From April 2027, anyone in the UK born after 1962 will see their cash ISA allowance slashed from £20,000 to £12,000 per tax year. The change, announced by Labour Chancellor Rachel Reeves in last year's Autumn Budget, means under-65s can only hold up to £12,000 of their annual ISA allowance in cash savings. The remaining £8,000 can still be invested in stocks and shares ISAs.
What the Change Means for Savers
Currently, everyone aged 18 or over receives a £20,000 ISA allowance each tax year. Cash ISAs offer tax-free interest, while stocks and shares ISAs provide tax-free growth and income. Under the new rules, under-65s will be restricted to £12,000 in cash ISAs, but they can allocate the full £20,000 to stocks and shares ISAs if they choose.
The restriction aims to encourage more investment in the stock market, but financial expert Martin Lewis has criticised the approach. Speaking to the BBC, Lewis said: "This is a very blunt tool and it will be very frustrating for many stocks and shares ISA holders. The big issue is if you sell a fund or shares within your ISA, you are then charged tax on any interest if you keep it in cash. Yet many people, sensibly, like to drip-feed money into investments over time to ride out the market ups and downs, and this is a disincentive to do that. The nearest get-around will be to use Money Market Funds in the meantime."
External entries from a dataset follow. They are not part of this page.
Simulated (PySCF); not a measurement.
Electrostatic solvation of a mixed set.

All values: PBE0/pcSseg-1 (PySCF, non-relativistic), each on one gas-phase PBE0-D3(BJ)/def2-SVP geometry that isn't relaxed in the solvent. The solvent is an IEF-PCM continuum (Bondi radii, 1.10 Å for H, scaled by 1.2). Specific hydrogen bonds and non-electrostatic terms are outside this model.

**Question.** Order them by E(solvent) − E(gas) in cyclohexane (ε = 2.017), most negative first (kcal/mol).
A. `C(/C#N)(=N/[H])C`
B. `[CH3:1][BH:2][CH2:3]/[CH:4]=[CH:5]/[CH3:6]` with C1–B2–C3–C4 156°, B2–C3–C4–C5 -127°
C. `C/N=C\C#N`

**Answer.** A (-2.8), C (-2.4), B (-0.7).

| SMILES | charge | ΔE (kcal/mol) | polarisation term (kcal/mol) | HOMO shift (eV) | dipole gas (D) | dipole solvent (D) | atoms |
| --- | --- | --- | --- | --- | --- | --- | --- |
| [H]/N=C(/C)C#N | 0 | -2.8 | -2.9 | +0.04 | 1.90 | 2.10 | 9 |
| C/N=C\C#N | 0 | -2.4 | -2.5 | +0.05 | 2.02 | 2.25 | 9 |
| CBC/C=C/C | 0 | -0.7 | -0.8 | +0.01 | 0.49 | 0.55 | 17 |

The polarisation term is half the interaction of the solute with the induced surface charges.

Transfer Restrictions and Exemptions
Additionally, from April 2027, under-65s will be prohibited from transferring money from non-cash ISAs (such as stocks and shares ISAs) into cash ISAs. However, the reverse transfer—moving money from cash ISAs into non-cash ISAs—will still be permitted. These transfer restrictions will be lifted from the start of the tax year in which the account holder turns 65.
The changes are expected to impact millions of savers, particularly those who prefer the security of cash savings over market-linked investments. Critics argue the policy could discourage saving and penalise cautious investors.